One night during the election season, the subject on Tom Snyder's national radio talk program turned to the first debate between George Bush and Michael Dukakis. A fellow from Tampa called in to say he thought Snyder's guest that evening had performed admirably during the debate. A woman from Chattanooga phoned with similar praise, followed by a woman from Alexandria, Va., who said the guest had been "wonderful."

Ironically, Snyder's guest that night was neither of the combatants in the debate but one of the panel of jorunalists who posed questions to the candidates: Peter Jennings, anchor of ABC's "World News Tonight with Peter Jennings." A Newsweek headline said it best: "One surprise winner: ABC's Peter Jennings." Two of the questions Jennings posed that night illustrate why he was so roundly praised after the event.

He asked Dukakis about his "passionless, technocractic" style of governance and wondered whether Dukakis was capable of summoning the "passion and leadership taht sometimes a president needs."

It was a question for which the governor was clearly unprepared.

He recited his customary litany of positions and said he was a better governor for having lost in 1978. He did not answer Jennings' question , because to do so candidly would have required him to acknowledge taht the premise of Jennnings'a question -- taht Dukakis does not lead through passion -- was correct.

Another question, this one to Buseh, elicited from the vice president an answere widely quoted in the wake of the debate to demonstrate Bush's sometimes less-than -cogent style. Jennings asked Bush about his remark that he was "haunted' by the lives of innercity children. "If it haunts you so," Jennings asked, "why over the eight years of the Reagan-Bush administration have so many programs designed to help the inner cities been eliminated or cut?"

Like Dukakis, Bush evaded the question. Part of his response was a perplexing comment about "the thousand points of light."

The debate may well have been the symbolic highwater mark of Jennings's career. He has reached a point in his professional life where he could, if he chose, relax a bit.

Two years ago, A Gallup poll found Jennings second only to Walter Cronkite in believability. This year, readers of the Washington Journalism Review chose Jennings as the best network anchor.

What makes Jennings' achievements more intriguing is that he has succeeded without the benefit of more than a minimal education. In fact, he never completed the 10th grade.

Did he miss anything by not going to college? "Oh, absolutely. Absolutely. Not only do I think I missed it, but I lied about it for a long time."

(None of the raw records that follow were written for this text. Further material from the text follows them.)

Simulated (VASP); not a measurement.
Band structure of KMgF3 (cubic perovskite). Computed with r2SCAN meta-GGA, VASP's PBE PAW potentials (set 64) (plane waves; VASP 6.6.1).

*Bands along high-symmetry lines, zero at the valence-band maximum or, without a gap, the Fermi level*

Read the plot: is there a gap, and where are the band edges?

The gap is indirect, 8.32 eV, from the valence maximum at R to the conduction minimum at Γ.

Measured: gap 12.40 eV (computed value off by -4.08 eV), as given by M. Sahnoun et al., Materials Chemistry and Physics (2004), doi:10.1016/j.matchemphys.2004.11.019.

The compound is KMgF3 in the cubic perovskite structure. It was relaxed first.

After leaving high school, Jennings bounced between idleness and a variety of jobs, including work as a bank teller.

When Jennings joined ABC as a correspondent in 1964, at the age of 25, he found that "here was this big company prepared to pay my way around the world and feed me and clothe me, and I began to say, `What'll I do when I grow up? It's been incredible."

That attitude is the most lasting impression one gathers from a conversation with Jennings. In journalism, which may well contain the highest percentage of cynics in any profession, Jennings remains disarmingly enthusiastic about his work.

Jennings started broadcasting at the age of 9, when he hosted a radio progra m called "Peter's Program," during which he played music and reported some news.

Jennings began his journalism career in 1959, when he went to work for a radio station in Brockville, Ontario. In the early 1960s he hosted two public-affairs programs on the Canadian Broadcasting Company. He later became co-anchor of Canada's first national news on a commericial network.

When Jennings took over as anchor of the "ABC Evening News," he became, at 26, the youngest network anchor ever. His youth and lack of experience showed, and two years later he quit anchoring to go back to reporting. He says not that if he had stayed on he figures he would have been fired about eight weeks later.

For two years after leaving the anchor position, he worked in the United States, then headed overseas.

He was the first American broadcast reporter to set up shop in the Arab world when he opened ABC's bureau in Beirut in 1969. From his base in Lebanon, Jennings patrolled the frontiers, cities and byways of the Middle East. Long before the fall of the Shah of Iran, Jennings spent time in Tehran, interviewed Ayatollah Khomeini when he was in exile in France, and covered the Arab-Israeli wars of 1967 and 1973.

He also covered the assassination of John F. Kennedy, the civil rights movement, the presidential campaigns of George Wallace, Barry Goldwater and Eugene McCarthy, PLO leader Yasser Arafat and Pope John Paul II. He visited Auschwitz with a former prisoner, Nobel laureate Elie Wiesel, and anchored the news from Hiroshima on the 40th anniversary of the dropping of the atomic bomb.

Jennings did a brief stint as news anchor for ABC's "Good Morning, America" in the mid-1970s before again going back overseas as the network's chief foreign correspondent and working as a reporter and co-anchor of the evening news from London.

Jennings worked out of London from 1978 until 1983, when he was named anchor of "World News Tonight."

Since 1984 he has grown more confident and at ease with himself and his job. But he remains, in the words of Paul Friedman, executive producer of "World News," "the most self-critical person I've ever run into. He's very, very hard on himself."

Jennings enjoys ad-libbing, but he also likes writing the show.

A close look at the introducition to the news reveals a number of things about Jennings' writing. First, it is lucid. He starts with a simple declarative sentence but one that contains a bit of sweep and drama.

More than anything, though, it is live television that excites Jennings most about TV.

Jennings' work in live situations such as the Challenger shuttle disater or the hijacking of a plane by terrorists has won him cosistently high praise frm television critics throuth the years.

There are huge rewards for doing what Jennings does. He is paid a reported $1.8 million a year (less that Brokaw, at $2 million, or Rather, at $2.5 million).

He has built a new home on Long Island, where he spends weekends with his wife and children, sailing and playing tennis in summer and, in winter, sailing his ice boat.